He had 20 opposition activists arrested in early October but quickly released them after an international human rights group criticized the move.
His recent announcements of concessions to protesters' demands to democratize have not quelled discontent.
Prime Minister Abdullah Ensour, in office for just over a month, took to the airwaves Tuesday night to address the protests. He accused Islamists of lying in wait for any opportunity to incite the collapse of a stable government.
Speaking of the Islamic Action Front, he said: "They have been trying to mobilize their people in the streets and prepare themselves for such an eventful day."
He reminded them that they had shown no opposition when Egypt's Islamist president, Mohamed Morsy of the Muslim Brotherhood, had to raise gas prices there.
He then appealed to Jordanians not to "be influenced by these petty attempts."
Ensour has blamed the gas subsidy cuts on budget slashing made necessary by the uprisings in neighboring countries, which have reduced the gasoline supply to Jordan.
"In the past 18 months of the Arab Spring, Jordan has lost between $4 and $5 billion at least as a result of oil stoppage, especially the Egyptian gas supplies," Petra quoted Ensour as saying.
It has put the country's budget deficit through the roof, he said.

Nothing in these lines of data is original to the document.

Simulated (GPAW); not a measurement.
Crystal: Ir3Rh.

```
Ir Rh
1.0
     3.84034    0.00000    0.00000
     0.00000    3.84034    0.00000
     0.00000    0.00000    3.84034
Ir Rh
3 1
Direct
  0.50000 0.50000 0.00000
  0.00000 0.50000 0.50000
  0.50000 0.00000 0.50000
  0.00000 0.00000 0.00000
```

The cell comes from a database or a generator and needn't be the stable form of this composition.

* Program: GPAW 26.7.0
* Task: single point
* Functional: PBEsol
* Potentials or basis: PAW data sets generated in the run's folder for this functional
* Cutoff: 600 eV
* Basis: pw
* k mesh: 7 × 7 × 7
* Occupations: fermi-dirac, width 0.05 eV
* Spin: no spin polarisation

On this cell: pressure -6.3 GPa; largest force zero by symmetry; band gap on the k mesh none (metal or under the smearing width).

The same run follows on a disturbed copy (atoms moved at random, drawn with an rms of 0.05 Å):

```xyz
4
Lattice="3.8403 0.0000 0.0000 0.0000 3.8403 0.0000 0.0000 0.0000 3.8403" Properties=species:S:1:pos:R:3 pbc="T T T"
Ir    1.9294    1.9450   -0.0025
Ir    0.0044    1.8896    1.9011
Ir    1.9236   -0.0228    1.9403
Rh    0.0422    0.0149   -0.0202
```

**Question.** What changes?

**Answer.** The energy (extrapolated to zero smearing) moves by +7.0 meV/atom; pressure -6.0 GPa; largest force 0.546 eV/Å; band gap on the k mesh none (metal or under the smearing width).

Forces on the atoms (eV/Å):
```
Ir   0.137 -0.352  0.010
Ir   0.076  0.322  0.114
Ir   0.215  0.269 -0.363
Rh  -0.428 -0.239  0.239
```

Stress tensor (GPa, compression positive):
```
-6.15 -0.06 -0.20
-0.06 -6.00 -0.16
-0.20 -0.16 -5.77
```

In the past two years, King Abdullah has fired four prime ministers. In February 2011, shortly before Egyptian President Hosni Mubarak was forced out of office following weeks of intense protest, the king dismissed his government and ordered "genuine political reform," the country's royal court reported.
Political reforms would mean taking power away from his base -- the Bedouin tribes, a group known as the East Bankers.
On top of that concern, the king is also dealing with more than 200,000 Syrian refugees who have entered Jordan recently, fleeing despotism in the neighboring country.